Veirano Advogados was founded in 1972 and is one of the leading and most renowned Brazilian business, full-service law firms, focused on developing tailored solutions for multinational companies operating in strategic sectors of the economy. With a diverse team of over 600 people, including circa 300 lawyers working in an integrated fashion, the firm handles both routine and complex multidisciplinary cases that require the co-ordinated talents of professionals with diverse areas of expertise. Veirano offers one of the most experienced energy practices within Brazilian law firms, adapting to the energy transition and shifting industry landscape. The team provides comprehensive legal and regulatory support across the industry's value chain, led by experts including Ali El Hage Filho and Lívia Amorim. With a multidisciplinary approach, Veirano ensures its lawyers are adept in oil, gas, power, and other energy sectors, including biofuels, hydrogen and renewable energy.

As climate change continues its prevalence socio-political concerns and demands, the energy landscape is set to be shaped largely by geopolitical issues, macroeconomic variables (such as access to financing and rising material costs), evolving policies and regulations, and the emergence of new technologies. These conditions are expected to have a significant impact on not only supply and demand but also trade and investment in the oil and gas industry and, consequently, on the momentum of the transition to renewables.

Brazil plays a crucial role in global energy transition efforts, firstly, due to its well-established tradition in maintaining a cleaner energy matrix (with over 80% of its electricity generated from renewable sources, primarily hydropower), as well as subsidising the production and monetisation of biofuels via the institutional strengthening of environmental policies and regulations. Secondly, and more recently, Brazil’s pivotal role in worldwide energy transition efforts is reflected by the country’s political leadership position in BRICS and Latin America, which will likely paint it as role model for energy solutions other developing nations can adopt.

Whether as a result of its cleaner energy matrix, geopolitical relevance, rich and diverse offering of natural resources or its energy-intensive economy, Brazil is fertile ground for testing, developing and implementing greener energy solutions, taking advantage of its oil and gas capabilities. Albeit the primary focus herein regards evolving policies and regulations, light will be shed on three topics of interest that the authors feel demonstrate how all contextual factors highlighted above play into ongoing and future business ventures in the country. These are:

•       the emergence of a prolific and competitive natural gas market, a key component in any energy transition scenario;

•       a world-leading biofuels industry; and

•       the synergies, natural features and regulation available and evolving for renewable energies, including solar, wind (including offshore wind) and hydrogen.

The Emergence of a Prolific and Competitive Natural Gas Market

Not only it is relevant in displacing higher carbon dioxide emitting fossil fuels, such as oil and coal, but natural gas is also necessary in the transition to renewables in addressing the reliability of intermittent energy sources and to pave the way – in technological, structural and regulatory perspectives – for the implementation of certain green solutions, including carbon capture, use and storage (CCUS) and hydrogen.
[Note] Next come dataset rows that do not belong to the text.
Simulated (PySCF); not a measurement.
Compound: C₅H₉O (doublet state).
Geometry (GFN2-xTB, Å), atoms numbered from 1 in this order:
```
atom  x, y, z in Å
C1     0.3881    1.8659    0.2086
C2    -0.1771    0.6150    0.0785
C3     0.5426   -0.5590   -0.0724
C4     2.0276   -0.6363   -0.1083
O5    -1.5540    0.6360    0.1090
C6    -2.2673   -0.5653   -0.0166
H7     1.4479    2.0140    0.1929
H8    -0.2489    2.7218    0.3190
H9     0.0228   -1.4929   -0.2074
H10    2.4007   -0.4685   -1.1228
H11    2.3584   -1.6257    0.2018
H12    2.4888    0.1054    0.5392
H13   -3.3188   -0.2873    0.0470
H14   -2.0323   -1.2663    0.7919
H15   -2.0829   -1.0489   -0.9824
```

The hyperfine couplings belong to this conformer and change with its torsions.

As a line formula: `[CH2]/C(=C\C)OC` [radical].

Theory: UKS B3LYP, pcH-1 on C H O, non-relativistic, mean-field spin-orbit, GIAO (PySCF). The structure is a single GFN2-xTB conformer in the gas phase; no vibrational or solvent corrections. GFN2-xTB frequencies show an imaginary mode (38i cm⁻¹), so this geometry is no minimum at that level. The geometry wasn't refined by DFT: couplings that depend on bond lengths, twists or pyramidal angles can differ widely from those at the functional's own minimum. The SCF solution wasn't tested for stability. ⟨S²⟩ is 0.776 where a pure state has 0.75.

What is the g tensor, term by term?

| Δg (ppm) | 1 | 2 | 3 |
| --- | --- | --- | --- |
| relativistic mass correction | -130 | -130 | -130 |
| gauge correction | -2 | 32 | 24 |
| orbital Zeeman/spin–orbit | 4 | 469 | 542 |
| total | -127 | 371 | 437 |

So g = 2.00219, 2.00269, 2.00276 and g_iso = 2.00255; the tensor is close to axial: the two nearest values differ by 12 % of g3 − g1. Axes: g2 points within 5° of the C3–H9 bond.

After a long road of policymaking and regulatory review aiming to open the Brazilian natural gas market to new players (other than the state-owned monopolist Petrobras), the state of entropy of the sector finally seems to have reached a point where a reasonable number of new players are finding their places in gas trading (including LNG), developing new infrastructure and implementing transactions on the premise of the reliability of such resource. Among such new players, a noticeable trend is the growing interest and participation in gas ventures of companies that do not have a background in gas, such as the financial market and power and logistics companies.

This increase in trade and investment coincides – not by chance – with the prospect of the significant increase of natural gas on offer in Brazil’s territory, mostly attributed to:

  • significant discoveries of offshore deposits and the completion of the relevant outflow infrastructure;
  • the growing number of LNG regasification terminals reaching operational phase along the 7,000 km Brazilian shoreline;
  • the effective enabling of third-party access to essential infrastructure, such as transmission pipelines and processing plants; and
  • the hopes of further integration with neighboring (and also producing) countries, Argentina and Bolivia.

A lot of the above was sparked from government initiatives that renewed the foundations of the market, primarily the 2021 "New Gas Act" and restrictions imposed on Petrobras by the Brazilian antitrust authority, Administrative Council for Economic Defense (CADE), but yet without a full implementation of the detailed regulation expected by the market. Therefore, the most interesting trend emerging is that while most of the legislative innovations introduced by the New Gas Act remain subject to further regulations from the Oil, Gas and Biofuels Authority (ANP), players in the market are relying on the regulation in place and innovative contractual arrangements to continue pushing forward, even in the absence of a fully regulated environment.

Just to list a few of these initiatives:

  • the transmission system is increasingly becoming the “marketplace” for trading gas volumes;
  • a variety of gas trading solutions are being implemented, such as put, call and swap transactions;
  • contracted tolling arrangements are being agreed between producers, importers and infrastructure owners; and
  • structures are being designed to facilitate the sharing of LNG Terminals.

Whilst the regulation is incomplete for all of these, they are occurring nonetheless.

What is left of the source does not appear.